Every so often I stumble upon a photographer whose work transports me to a different headspace. It doesn't happen very often, so when it does, I delve in. The photography of Eric Rose does just that.
Rose is a self-taught, Portland-based photographer. I first came across him several years ago on Flickr and have been following his work ever since. His use of shadow, slow shutter and lens blur creates a lyrical, Lynchian quality in his images. Many of his portraits remind me of Nigel Grierson's 4AD album art from the 80's. The thing that struck me whenever I came across a new image on Rose's Tumblr or Flickr was just how formally beautiful they were. I sent him an email several months ago just to tell him how his images reminded me of the masters like Steichen and Stieglitz. To later find out that Rose is self-taught is even more impressive to me.
I was able to chat with him a bit and ask him some questions that I had been wondering for a while.
Self-taught, though I have paid for a couple photo classes back in the day which I skipped just to gain access to the darkroom. Brett Walker took me under his wing for a short while in London. We mostly just wandered away from each other chasing down questionable characters on the streets for a good shot. I learn a lot through experimentation, trial-and-error and diving into photo books.
Do you have a studio?
I go through phases with studios, currently I do not, I've had a few but I find four walls very limiting after a short time, my work within each studio started looking the same quickly. 99% of my photography is natural light so I prefer winging it on location.
Finding young up-and-comers and start-ups is my favorite thing. People that are making interesting things, clients that haven't necessarily made it big yet. The absence of bureaucracy allows for more creative freedom. It's too often I'm hired because my work caught the attention of a potential client but they want something other than what I do. "We like you but can you do this over here?." I say, hire that guy instead (politely). Finding like-minded clients that are open to the idea that since they enjoy my work, they know they will enjoy my interpretation of what they do or make. It's a much better scenario. I have side projects, restoring old motorcycles for one, that allows me more freedom to say no sometimes, then I don't get in a spot where I begin to hate the craft I want to love.

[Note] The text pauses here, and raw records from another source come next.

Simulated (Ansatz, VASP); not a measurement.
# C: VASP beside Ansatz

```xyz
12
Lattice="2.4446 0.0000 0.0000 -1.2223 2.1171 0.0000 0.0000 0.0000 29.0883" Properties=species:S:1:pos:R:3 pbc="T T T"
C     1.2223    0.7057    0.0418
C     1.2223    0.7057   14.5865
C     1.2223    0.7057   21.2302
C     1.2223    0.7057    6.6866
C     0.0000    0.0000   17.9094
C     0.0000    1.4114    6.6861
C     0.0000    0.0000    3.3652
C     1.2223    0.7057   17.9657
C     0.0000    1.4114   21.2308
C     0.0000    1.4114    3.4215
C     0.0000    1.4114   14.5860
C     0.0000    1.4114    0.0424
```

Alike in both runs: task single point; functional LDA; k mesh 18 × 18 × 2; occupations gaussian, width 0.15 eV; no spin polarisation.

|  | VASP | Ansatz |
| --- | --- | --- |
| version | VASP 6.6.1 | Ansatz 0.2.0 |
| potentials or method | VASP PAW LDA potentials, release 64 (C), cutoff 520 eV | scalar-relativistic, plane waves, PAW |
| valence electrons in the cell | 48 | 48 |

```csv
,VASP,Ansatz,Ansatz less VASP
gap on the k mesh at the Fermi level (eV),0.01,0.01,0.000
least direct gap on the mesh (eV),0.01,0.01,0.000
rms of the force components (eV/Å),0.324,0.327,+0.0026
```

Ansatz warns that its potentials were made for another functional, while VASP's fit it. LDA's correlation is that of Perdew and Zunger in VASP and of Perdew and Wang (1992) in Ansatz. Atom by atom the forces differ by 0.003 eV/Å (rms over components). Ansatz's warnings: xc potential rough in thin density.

All of my clients have been either from word-of-mouth or from having come across my work online. Tumblr for instance: it's like having 50,000 photo agents sharing your work with no commission. Even though 48,000 of my followers might be 14 year old's, a reblog can always make it to a decision-maker's computer screen.
Have you ever assisted?
As far as assisting, I've never done it. I'd probably be further ahead if I had, I just never found anyone I really respected and wanted to learn from that wasn't untouchable. I probably would've given Irving Penn pedicures if I could get in the door but you just can't get to those guys. I think having a coffee with a photographer and a good conversation can be as rewarding as assisting. Many photographers I admire shoot street and you just can't learn that, you need to do it.
Do you ever shoot for fun?
I shoot for fun nearly every day, I always have a camera, I have a few shots I missed because I didn't have a camera and they haunt me.
Who is your dream client?
In a way I have my dream client, I've always been stunned by a good book cover, when I first started I always thought it would be cool to stroll through a bookstore and see one of my images on a cover. One of my current clients works for a publishing house and just cherry picks from work I've already shot. To me it's just brilliant, you don't have to shoot to please, they see it, they're pleased, they send you a check, it's in the bookstore a couple months later, I love it.